UN to reinforce DR Congo borders after rebel defeat - Yahoo News

UN to reinforce DR Congo borders after rebel defeat


New York (AFP) - UN troops will help reinforce Democratic Republic of Congo's borders to stop rebels and arms getting into other countries after the defeat of M23 mutineers, a top UN envoy said Wednesday.

France, the United States and other leading UN Security Council members widely welcomed the rout of M23 at talks on the conflict-stricken country.

But Rwanda, a temporary Security Council member closely implicated in the conflict across its border, called for a new focus on rebels which oppose its government.

Martin Kobler, UN representative to DR Congo said the UN peacekeeping mission, officially known as MONUSCO, would strengthen border positions to stop ethnic Hutu rebels of the Democratic Forces for the Liberation of Rwanda (FDLR) crossing into Rwanda.

"We need to reinforce MONUSCO positions near the border to avoid flows of arms across the border, to avoid the FDLR crossing to Rwanda," Kobler was quoted as telling the closed meeting.

UN troops, a new special intervention force, backed an offensive by government forces that this week defeated M23 rebels who launched an uprising in eastern DR Congo in early 2012.

Rwanda has warned that it remains ready to intervene in DR Congo, and this message was reinforced by its UN envoy Eugene Richard Gasana. Rwanda is particularly enraged by FDLR operations across the border.

"Rwanda remains fully prepared to use all necessary means to protect its people and territory," Gasana told the meeting.

Afterwards, Gasana told reporters the Security Council should order the intervention brigade in DR Congo to take on the FDLR and other armed groups.

"This is a genocidal force which is there," Gasana said. The FDLR is made up of remnants of Hutu extremists blamed for the 1994 genocide in Rwanda in which an estimated 800,000 people died.

But the DR Congo government victory was widely praised at the closed meeting.

UN peace envoy Mary Robinson told ambassadors the M23 defeat was a "very special moment" in efforts to halt decades of conflict in eastern DR Congo.

"The wolf at the door, the M23, was threatening civilians, was threatening MONUSCO. We hope that the threat of this wolf at the door is now gone for good," US ambassador Samantha Power commented, according to envoys.

France's UN envoy Gerard Araud told reporters the defeat of M23 was "a success for the Congolese army and for the United Nations."

But he added that the M23 fighters had to be disarmed, the government must re-establish its authority in rebel areas, there had to be more work on a political accord among countries around DR Congo and there must be a new fight against other armed groups.

Araud highlighted the FDLR, Mai-Mai militias and the ADF-Nalu (Allied Democratic Forces-National Army for the Liberation of Uganda), Islamist militants who UN experts have linked to Al-Qaeda backed Shebab in Somalia.

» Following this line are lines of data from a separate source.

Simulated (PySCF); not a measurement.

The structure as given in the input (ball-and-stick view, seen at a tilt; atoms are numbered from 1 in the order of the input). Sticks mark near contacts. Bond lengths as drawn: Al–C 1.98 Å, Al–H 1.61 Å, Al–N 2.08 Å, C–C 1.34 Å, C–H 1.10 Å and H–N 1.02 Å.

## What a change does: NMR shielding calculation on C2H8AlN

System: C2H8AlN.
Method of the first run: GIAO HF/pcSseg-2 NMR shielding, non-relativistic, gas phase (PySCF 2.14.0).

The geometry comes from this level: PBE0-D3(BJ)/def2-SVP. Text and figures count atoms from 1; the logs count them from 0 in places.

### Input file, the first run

The French envoy said the FDLR was a "legitimate" concern for the Rwandan government, which has been accused in the past of aiding M23.

DR Congo's UN ambassador Ignaca Gata said the government now wanted to "eradicate all of the negative forces" in the eastern region.

Gata added that the government wants to complete an accord with remnants of the M23 that is being negotiated in Kampala.

He said it could allow for some M23 fighters to be integrated into the national army but this would be decided on "a case-by-case" basis.